There are different kinds of plot holes and logistics issues in the Harry Potter series. Some are inconsistencies with the way magic works; some are just things that don’t quite add up. But there’s also another kind, which describes the whole password issue perfectly: the plot holes that arise when people don’t understand how something happened because they’re unwilling to consider non-magical explanations. If this was a series that took place at a boarding school in Iowa, and everyone in a given dorm knew their door code, it wouldn’t be too hard to think of the explanation: they post notices, they send out emails, the leaders of the dorm tell everyone else. That same thing can be true at Hogwarts, but it’s hard to think of it, because we expect everything about Hogwarts to somehow be fantastical. This doesn’t have to.
As the group enters the common room, they see the familiar comfortable chairs and a crackling fire; Hermione glances at it darkly and says “slave labor.” Then she bids them goodnight, disappearing through the doorway to the girls’ dormitory.
Here’s another thing. Well, actually, two other things, but here’s the first. Is each year of each house in the same dormitory every year, or is there some sort of rotation? The way I see it, there are two ways it could work: either A) there are seven dormitories, each incoming first-year class gets assigned to whichever one is empty, and stays in that one throughout their seven years at Hogwarts, or B) there are seven dormitories, each new first-year class starts in the same one, then moves to the second-year dormitory the next year, then the third-year dorm, etc. I honestly don’t know which one it is, since we only see the inside of the dormitories; we never get anything like “Harry climbed the stairs, passing his familiar third-year dormitory and ascending to the next floor where he’d never been before.”
I’m genuinely interested in hearing about this: which do you think it is? On the one hand, the “stay in the same dorm for seven years” theory might make sense, for a few reasons. For one, Harry, Ron, Seamus, Neville, and Dean (but particularly Harry and Ron, who we are usually watching) never seem to have any trouble finding the dorm, and always give similar descriptions of where it is. For another, they seem to become familiar with the contents itself after a while. In book seven, for instance, Harry describes “his four-poster,” even though he hasn’t spent a night at Hogwarts that year, implying that he’s gotten used to the same four-poster over the years and that it’s still available in his seventh.
On the other hand, there’s also evidence in favor of the “move every year” theory. Just circumstantially, wouldn’t it be strange if the first-years had to climb seven floors to get to their dormitory, while the seventh-years were right near common room level? Further, if all seven dorms are identical, that might be enough to give Harry and the rest of the boys that sense of familiarity that they have. The fact that they never have trouble finding their new dorms could be something as simple as the dorms having signs outside saying something like “FOURTH YEARS HERE.” So let me know which one you think it is, or if it’s somehow already been solved and I don’t know about the solution. I want to get to the bottom of this.

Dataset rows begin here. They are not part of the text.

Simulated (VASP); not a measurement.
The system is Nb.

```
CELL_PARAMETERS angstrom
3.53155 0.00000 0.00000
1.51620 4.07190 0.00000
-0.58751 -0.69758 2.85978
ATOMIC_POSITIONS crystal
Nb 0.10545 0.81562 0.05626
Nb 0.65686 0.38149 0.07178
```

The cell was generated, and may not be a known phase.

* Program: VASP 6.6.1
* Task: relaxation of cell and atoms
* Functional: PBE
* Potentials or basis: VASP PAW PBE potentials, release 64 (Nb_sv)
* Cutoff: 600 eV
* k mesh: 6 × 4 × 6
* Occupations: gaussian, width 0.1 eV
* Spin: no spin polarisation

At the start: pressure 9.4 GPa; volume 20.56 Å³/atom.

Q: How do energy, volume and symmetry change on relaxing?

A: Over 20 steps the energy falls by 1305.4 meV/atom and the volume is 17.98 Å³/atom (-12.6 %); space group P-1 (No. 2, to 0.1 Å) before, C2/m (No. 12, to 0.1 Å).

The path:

This book doesn’t do anything to solve it: all it says is “Harry, Ron, and Neville climbed up the last, spiral staircase until they reached their own dormitory, which was situated at the top of the tower.” Are they always at the top of the tower, or is this just the fourth-year dorm every year? We don’t know, although I would very tentatively say that it’s probably a rotation…except maybe not? Even in this one sentence, there’s evidence both ways. By noting the specific location, Rowling might be emphasizing that the location is different than it’s been in the past, which would mean it’s a rotation…but by saying “their own dormitory,” she expresses that they have a longstanding connection to it, which undercuts the rotation theory. Also, if it’s a rotation, why would the fourth-year dorm, effectively the midpoint of the Hogwarts experience, be all the way at the top? We really have absolutely no idea.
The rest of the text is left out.